November 15, 2005 09:34 IST

Britain's world-famous Harrow School has commemorated the centenary of Pandit Jawaharlal Nehru's admission to the institution by unveiling a bronze bust and a portrait of India's first prime minister on the occasion of his 116th birthday.

India's High Commissioner to the UK Kamalesh Sharma and the school head master Barnaby Lenon jointly inaugurated the bust and portrait on Monday in the presence of a select gathering in the boarding school founded in 1572.

Present on the occasion were Dr Pavan K Varma, Director General, Indian Council for Cultural Relations, Ranjan Mathai, Deputy High Commissioner and Dr Atul Khare, Director, the Nehru Centre.

Sharma recalled that it was at Harrow that Pandit Nehru got the first spark for India's freedom struggle when he received as a prize, Trevelyn's Garibaldi books.
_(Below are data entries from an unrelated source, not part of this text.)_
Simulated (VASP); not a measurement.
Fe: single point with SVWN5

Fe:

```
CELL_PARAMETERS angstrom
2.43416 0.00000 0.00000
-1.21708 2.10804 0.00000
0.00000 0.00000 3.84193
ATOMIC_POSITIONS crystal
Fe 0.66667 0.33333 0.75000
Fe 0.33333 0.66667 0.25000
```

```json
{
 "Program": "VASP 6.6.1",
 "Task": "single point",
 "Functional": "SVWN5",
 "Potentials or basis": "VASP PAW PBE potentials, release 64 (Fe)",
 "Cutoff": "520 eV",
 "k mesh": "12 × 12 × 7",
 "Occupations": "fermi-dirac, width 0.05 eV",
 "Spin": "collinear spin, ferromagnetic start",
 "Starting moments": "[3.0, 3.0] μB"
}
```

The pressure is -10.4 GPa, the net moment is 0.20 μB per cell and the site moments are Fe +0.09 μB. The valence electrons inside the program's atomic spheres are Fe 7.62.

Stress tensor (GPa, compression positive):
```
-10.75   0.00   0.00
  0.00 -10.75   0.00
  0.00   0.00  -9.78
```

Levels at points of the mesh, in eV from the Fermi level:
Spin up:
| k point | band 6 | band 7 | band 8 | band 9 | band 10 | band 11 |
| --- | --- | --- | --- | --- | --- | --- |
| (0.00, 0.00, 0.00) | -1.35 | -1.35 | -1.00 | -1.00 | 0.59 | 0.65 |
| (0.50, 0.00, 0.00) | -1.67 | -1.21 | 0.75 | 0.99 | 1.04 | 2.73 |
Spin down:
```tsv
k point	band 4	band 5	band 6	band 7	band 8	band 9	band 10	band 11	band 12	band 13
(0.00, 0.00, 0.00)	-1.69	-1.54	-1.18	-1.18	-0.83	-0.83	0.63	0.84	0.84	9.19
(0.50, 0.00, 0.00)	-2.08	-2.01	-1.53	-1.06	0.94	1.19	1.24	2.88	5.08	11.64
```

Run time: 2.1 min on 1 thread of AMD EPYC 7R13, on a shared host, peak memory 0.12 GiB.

"Soon, he obtained the other two volumes of the series, read them carefully and drew inspiration for India's fight for freedom," he said, noting that Nehru himself had recorded this in his autobiography.

"So in some way, by presenting the book on Garibaldi, Harrow contributed to the strengthening of the desire for freedom for India that Nehru would later win," he said.

Varma said Nehru's bust was prepared in record time by K S Radhakrishnan, one of the finest sculptors of India.

"It is important to honour Nehru because he went on to become the founder of the modern India," Varma said.

Azhar Khan, President of Nehru Society in the school, with roots in Pakistan, described the Indian leader as a role model to pupils in the school.

Harrow is one of Britain's leading independent schools. Nehru was in Harrow for two years but he played full part in the life of the school during that period.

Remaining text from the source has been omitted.